For complete documentation on EIA monthly electric data collection and estimation, see the Technical Notes PDF to the Electric Power Monthly. Values displayed in the Electric Monthly Update may differ from values published in the Electric Power Monthly due to the additional data collection and data revisions that may occur between the releases of these two publications.

Accessing the data: The data included in most graphics can be downloaded via the "Download the data" icon above the navigation pane.Some missing data are proprietary and non-public.

For a guide that describes electricity data that EIA collects and how the data are made available to the public, see the Guide to EIA Electric Power Data.

Key Indicators

The Key Indicators in the table located in the "Highlights" section, are defined below. The current month column includes data for the current month at a national level. The units vary by statistic, but are included in the table. The "% Change from 2010" value is the current month divided by the corresponding month last year (e.g. July 2011 divided by July 2010). This is true for Total Generation, Residential Retail Price, Retail Sales, Degree-Days, Coal Stocks, Coal and Natural Gas Consumption.  The Henry Hub current month value is the average weekday price for the current month. The Henry Hub "% Change from 2010" value is the average weekday price of the same month from 2010 divided by the average weekday price of the current month.

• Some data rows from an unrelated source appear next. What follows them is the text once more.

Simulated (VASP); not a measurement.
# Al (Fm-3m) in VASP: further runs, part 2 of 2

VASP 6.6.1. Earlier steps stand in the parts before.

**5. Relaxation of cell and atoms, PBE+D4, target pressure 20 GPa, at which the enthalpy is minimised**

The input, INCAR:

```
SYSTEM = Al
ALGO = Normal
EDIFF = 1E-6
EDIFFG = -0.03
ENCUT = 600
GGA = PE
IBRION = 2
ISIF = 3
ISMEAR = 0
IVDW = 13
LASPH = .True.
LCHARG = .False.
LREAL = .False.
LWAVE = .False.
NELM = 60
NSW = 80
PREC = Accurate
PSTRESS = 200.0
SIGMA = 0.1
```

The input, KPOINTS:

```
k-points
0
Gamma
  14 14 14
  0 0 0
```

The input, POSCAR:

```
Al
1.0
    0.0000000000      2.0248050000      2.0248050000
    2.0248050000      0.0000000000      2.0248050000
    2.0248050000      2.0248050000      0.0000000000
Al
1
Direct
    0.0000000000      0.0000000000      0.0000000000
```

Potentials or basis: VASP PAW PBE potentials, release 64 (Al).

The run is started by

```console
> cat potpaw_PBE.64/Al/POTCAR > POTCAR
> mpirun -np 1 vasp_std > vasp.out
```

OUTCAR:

  • Total Net Generation:  Reflects the total electric net generation for all reporting sectors as collected via the Form EIA-923.
  • Residential Retail Price:  Reflects the average retail price as collected via the Form EIA-826.
  • Retail Sales:  Reflects the reported volume of electricity delivered as collected via the Form EIA-826.
  • Degree-Days:  Reflects the total population-weighted United States degree-days as reported by the National Oceanic and Atmospheric Administration.
  • Natural Gas Henry Hub:  Reflects the average price of natural gas at Henry Hub for the month.  The data are provided by Bloomberg. 
  • Coal Stocks:  Reflects the total coal stocks for the Electric Power Sector as collected via the Form EIA-923.
  • Coal Consumption:  Reflects the total coal consumption as collected via the Form EIA-923.
  • Natural Gas Consumption:  Reflects the total natural gas consumption as collected via the Form EIA-923.
  • Nuclear Outages:  Reflects the average daily outage amount for the month as reported by the Nuclear Regulatory Commission's Power Reactor Status Report and the latest net summer capacity data collected on the EIA-860 Annual Generator Report.

Sector Definitions

The Electric Power Sector comprises electricity-only and combined heat and power (CHP) plants within the North American Industrial Classification System 22 category whose primary business is to sell electricity, or electricity and heat, to the public (i.e., electric utility plants and Independent Power Producers (IPPs), including IPP plants that operate as CHPs). The All Sectors totals include the Electric Power Sector and the Commercial and Industrial Sectors (Commercial and Industrial power producers are primarily CHP plants).

Degree Days

Degree-days are relative measurements of outdoor air temperature used as an index for heating and cooling energy requirements. Heating degree-days are the number of degrees that the daily average temperature falls below 65° F. Cooling degree-days are the number of degrees that the daily average temperature rises above 65° F. The daily average temperature is the mean of the maximum and minimum temperatures in a 24-hour period. For example, a weather station recording an average daily temperature of 40° F would report 25 heating degree-days for that day (and 0 cooling degree-days). If a weather station recorded an average daily temperature of 78° F, cooling degree-days for that station would be 13 (and 0 heating degree days).

Per Capita Retail Sales

The per capita retail sales statistics use 2011 population estimates from the U.S. Census Bureau and monthly data collected by the Energy Information Administration. The volume of electricity delivered to end users for all sectors in kilowatthours is divided by the 2011 population estimate for each state.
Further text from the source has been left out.